Hey Chris, you can use ARCA or EDGX to get paid, but you have to add liquidity not remove, both ECN's pays for adding liquidity. I'm not sure if it works that way for retail though, i'm trading for a prop firm and that's how it works but you should check that with your broker. A quick advise for the thread, try to add how many shares you buy/sell per trade, that gets a better a understading of what you're doing. Keep it up!
Hey Chris....just wondering if your firm has a loss limit for the day? Also, how many tickets and trades are you taking a day on average?
Yo Shan, My firm does have a loss limit. It''s 500 per day. Whatever trade puts you over 500, even if it comes back below it, you are only allowed to close positions for the rest of the day. Right now I'm halting trading until I further refine my plan. But before I stopped, like last week, I was trading 300-500 share lots maybe 4 or 5 times a day. I read somewhere a while ago that studies were done and the most successful traders were either taking hundreds of trades a day (the high frequency guys' algos) or they were only taking between 3-5 trades per day. I assume those guys are keeping their trading to a minimum and only take the best setups. EDIT: Also, if I choose to, I can set a smaller daily loss limit than 500.

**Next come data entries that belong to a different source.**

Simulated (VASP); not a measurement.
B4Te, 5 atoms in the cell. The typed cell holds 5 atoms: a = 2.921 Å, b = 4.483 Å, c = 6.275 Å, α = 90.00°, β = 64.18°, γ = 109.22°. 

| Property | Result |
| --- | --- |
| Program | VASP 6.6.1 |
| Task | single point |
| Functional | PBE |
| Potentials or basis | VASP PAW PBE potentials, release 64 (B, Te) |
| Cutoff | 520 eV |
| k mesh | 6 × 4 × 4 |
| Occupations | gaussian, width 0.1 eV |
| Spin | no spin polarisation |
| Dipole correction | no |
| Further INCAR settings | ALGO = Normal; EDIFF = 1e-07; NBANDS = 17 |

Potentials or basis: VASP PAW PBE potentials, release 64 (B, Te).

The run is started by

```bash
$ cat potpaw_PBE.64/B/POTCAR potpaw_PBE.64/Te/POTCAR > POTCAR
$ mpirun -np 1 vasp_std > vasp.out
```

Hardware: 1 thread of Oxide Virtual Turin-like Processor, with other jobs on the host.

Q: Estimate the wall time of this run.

Chris, That is a high loss limit...well relative to your account size it might not be? How big is your account? I have a 10k account and have a loss limit of $100. I've been trading for the past couple weeks and only trading 100 shares at a time lol. Every trader that I talked to that trades equities at my firm and other firm's all told me to keep my size really small enough to last in the game until I am good enough!
Hey Shan, It's good that you're trading in very small size. I have a $7500 account for now. I agree it is a high loss relative to my account size however, up to this point, I've been grateful I haven't had tighter restrictions because no one is preventing me from feeling the pain that comes with losing money. So, I look at it like it's helping me change!